A surface frozen in time: a Stockholm apartment furnished with the aspirational décor of the early

2010s, part third-generation Scandi minimalism, part globalised Pinterest aesthetic, forms the

backdrop for the group exhibition European renovation. Here, an intervention is staged amidst

brass hardware, wooden floors, and walls in muted Jotun Morgondis. Within this familiar setting,

now also pervaded by the unsettling feeling of the recently déclassé, the artworks appear both at

home and out of place. For some time, Scandinavian minimalism was able to hide within its own

desire to disappear – a style invented by a people who, above all, refuse suffering. An interior

style of interiority, so to speak, it is one that seeks to repress any sign of intensity. This domestic

space, both neutral and charged, and now abandoned by good taste, acts as a foil against which the

artworks press through various displacements and divergences.

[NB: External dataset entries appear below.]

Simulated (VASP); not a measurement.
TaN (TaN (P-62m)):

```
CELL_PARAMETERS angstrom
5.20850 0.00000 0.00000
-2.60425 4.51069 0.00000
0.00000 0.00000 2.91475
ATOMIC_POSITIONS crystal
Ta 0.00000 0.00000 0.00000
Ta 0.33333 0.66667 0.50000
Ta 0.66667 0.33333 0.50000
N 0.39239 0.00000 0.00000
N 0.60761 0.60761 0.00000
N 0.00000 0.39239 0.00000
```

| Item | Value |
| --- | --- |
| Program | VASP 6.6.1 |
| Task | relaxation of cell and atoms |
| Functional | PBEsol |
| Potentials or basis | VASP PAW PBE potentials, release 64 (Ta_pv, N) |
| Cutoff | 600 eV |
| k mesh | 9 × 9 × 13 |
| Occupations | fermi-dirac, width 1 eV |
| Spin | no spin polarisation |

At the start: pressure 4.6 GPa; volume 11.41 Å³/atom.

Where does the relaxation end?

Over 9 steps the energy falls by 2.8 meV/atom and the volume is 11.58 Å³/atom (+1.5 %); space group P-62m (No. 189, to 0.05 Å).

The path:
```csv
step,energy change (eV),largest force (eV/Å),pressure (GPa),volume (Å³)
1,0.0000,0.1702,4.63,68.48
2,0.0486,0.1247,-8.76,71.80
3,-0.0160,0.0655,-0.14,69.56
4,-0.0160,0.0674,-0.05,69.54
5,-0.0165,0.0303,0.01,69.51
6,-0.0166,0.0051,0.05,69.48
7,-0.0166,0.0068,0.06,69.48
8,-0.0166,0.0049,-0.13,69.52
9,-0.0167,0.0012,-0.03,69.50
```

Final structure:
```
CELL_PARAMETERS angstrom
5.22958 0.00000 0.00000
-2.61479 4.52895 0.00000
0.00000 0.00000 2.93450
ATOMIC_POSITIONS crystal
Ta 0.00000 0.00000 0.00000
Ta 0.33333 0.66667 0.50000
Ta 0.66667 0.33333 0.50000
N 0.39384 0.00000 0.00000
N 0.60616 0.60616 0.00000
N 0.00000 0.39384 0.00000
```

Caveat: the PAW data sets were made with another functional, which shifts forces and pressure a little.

Artist and culinary historian Charlotte Birnbaum turns to art de la table, or dukning. The

piece Knives Out, part readymade and part ritual of table setting, offers an object of old-world

grandeur, with a layering of knives and baroque serving plateaux. Attention is drawn to the hand

that styles and the hand that assembles displays, while teasing out unconscious undercurrents in

the performative tablescaping practices of contemporary, algorithm-driven foodie culture.

Lina Kruopytė’s sculptures, appearing as oversized colour swatches, may at first sight seem

structurally minimalist (the art variety), cultivated through a lineage of minimalism passed down

from someone like Anne Truitt. Yet the sculptures Verticality No. 1 (Nobile, Sunkissed, Peach Sky,

Keisergul, 2025) and Verticality No. 2 (Sonoma Oak, Birch, Santana Oak, Sanremo Oak, Sheffield

Oak, 2025) also feature faux-wood laminate surfaces and color schemes reminiscent of the interior

style known as evroremont.

Short for “euro-renovation,” evroremont was an Eastern European renovation trend that emerged

in the 1990s, aspiring to an imagined Western aesthetic. A fantasy of Europeanness was assembled

from magazines, hotels, and IKEA catalogues, and realised through wood-effect veneer, peach-

coloured walls, spotlights, and ornamental restraint. This post-Soviet performance of modernity

smoothed over the structural instabilities (taste, class, ideology) that sustained it. By “returning”

these mis-imagined inheritances to Northern Europe, in a domestic setting that has itself become

anachronistic, Kruopytė’s sculptures introduce a pluralism of minimalisms.One of Katarina Sylvan’s

two pieces in the exhibition, titled Untitled Grid (2025), also appears to contribute to this layering

of minimalisms. Made from masking tape arranged in a grid, her wall work seemingly collapses

Sol LeWitt, Burberry, Mondrian, Merlin Carpenter, and a kitchen towel into a single image.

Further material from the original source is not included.